I have multiple bigger topics on the go (read: too many irons in the fire), but not the time to finish them all at once. Here’s a quick one about mathematical devices, related to stuff about slide rules.
Chris Staecker is a professor of mathematics at Fairfield University. He also has a youtube channel with lots of fascinating content. Some of it is advanced mathematics, and some is amazingly accessible, even when he’s discussion complex equations.
First is a playlist of videos about Calculating Devices. Some of them are educational toys (e.g.
“Monkey Multiplier”), some are household or general purpose devices (e.g. HandiAdd and the Quick Adder, the latter of which was in the house when I was a kid). For some of them, Staeker provides links to PDFs so you can create your own devices on acetates or paper.
And then there are devices that are absolutely fascinating.
First, the Equamater which allows you to determine the function of a curve. It’s easy to draw a curve from a function when you have the raw data, but what if you have neither the data nor the function, all you have is the curve on a Cartesian grid? The Equameter enables you to calculate and roughly approximate the function which he demonstrates.
Second is the Steinhaus Longimeter which allows you to measure the length of a curved line on paper. It consists of three overlays (three grids of squares rotated to 120 and 240 degrees) which you place over the drawn line. Count the number of lines on the grids that the line crosses, and you have the length of the line in millimetres.
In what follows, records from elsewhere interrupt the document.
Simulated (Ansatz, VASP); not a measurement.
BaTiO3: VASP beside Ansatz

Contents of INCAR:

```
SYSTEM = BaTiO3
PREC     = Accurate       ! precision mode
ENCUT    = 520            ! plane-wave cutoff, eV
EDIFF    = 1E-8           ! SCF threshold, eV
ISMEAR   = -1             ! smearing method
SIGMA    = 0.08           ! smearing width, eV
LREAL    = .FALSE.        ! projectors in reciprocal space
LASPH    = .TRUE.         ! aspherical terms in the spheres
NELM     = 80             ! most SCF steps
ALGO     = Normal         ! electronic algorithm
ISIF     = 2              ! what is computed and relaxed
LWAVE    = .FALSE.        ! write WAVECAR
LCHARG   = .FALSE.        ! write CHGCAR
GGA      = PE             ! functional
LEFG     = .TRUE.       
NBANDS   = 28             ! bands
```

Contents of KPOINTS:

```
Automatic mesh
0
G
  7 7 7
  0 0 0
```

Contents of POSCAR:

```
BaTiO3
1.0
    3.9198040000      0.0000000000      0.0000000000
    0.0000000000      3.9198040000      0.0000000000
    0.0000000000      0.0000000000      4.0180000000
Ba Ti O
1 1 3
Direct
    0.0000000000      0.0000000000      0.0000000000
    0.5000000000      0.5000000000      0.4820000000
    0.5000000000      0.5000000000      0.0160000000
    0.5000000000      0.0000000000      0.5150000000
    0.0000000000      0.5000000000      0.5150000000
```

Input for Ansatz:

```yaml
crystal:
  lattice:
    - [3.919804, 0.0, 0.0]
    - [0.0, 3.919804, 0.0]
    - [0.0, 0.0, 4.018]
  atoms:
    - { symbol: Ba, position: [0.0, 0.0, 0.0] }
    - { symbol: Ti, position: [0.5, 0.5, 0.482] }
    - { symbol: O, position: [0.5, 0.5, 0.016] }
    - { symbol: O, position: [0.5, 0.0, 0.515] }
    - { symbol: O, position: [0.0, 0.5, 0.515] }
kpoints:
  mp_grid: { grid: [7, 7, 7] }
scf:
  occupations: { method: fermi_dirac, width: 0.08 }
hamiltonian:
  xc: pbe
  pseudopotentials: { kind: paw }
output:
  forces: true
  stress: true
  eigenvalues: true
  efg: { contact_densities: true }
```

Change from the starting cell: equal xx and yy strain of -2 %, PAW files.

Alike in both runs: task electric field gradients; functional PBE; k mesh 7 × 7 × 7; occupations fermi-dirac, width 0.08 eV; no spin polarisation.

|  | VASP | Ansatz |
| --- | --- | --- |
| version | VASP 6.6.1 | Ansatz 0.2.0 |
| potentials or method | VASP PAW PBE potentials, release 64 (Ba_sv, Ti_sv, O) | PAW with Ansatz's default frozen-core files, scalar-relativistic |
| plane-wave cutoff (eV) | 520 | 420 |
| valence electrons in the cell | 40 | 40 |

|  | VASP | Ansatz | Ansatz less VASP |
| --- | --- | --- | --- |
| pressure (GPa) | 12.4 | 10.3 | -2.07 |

Last, is a different playlist with only two videos: the Paper Computer. It was invented in Germany in the 1980s to teach machine language coding, and presented on a TV show. Again, there is a printable version. Using a small set of basic instructions, you can figure out standard program techniques for sequence, looping, branching, and memory addressing instructions. The work is done in the programmer’s head, but requires learning logic and good coding techniques.
Staecker’s presentation is humourous without being condescending, and informative without being overwhelming. If only all youtube producers were as watchable as he is.
Unrelated, I recently sawthis is highly amusing and valuable image:
Mathematical functions explained by hand gestures
Rhiannon,
If you ever make a trip to the SF Bay area, I think you would enjoy a visit to the Computer History Museum in Mountain View. It once had one of the only two Charles Babbage Difference Engines in the world, unfortunately it was only on loan and has since been moved to Washington state, but they do have a collection of calculating gizmos over a range of more than two centuries, arranged chronologically. I wish they could have docents to demonstrate each item’s functions, but they have limits on their personpower. Still, it is a fun way to investigate the history of mechanical computing, and on weekends, they often have demonstrations of some of the electronic computers of the 1960s by the people who used them back in the day.
I have to say that I am not a big fan of the “little man” concept, at least as it is described in the video. It hand waves away edge cases that arise when you use binary math and have finite sized data registers. I know that nowadays we can afford to throw as many transistors and as many lines of code as we want to handle these edge cases, but I think it is important for the next generation of coders to be aware of these situations and not just assume that some chunk of code written by some programmer who is mouldering in his grave will protect you from these edge cases in all circumstances. Even though we live in a time of cell phones and roadside assistance, I think it is a shame to issue a drivers licence to anyone who does not know how to change a flat tire.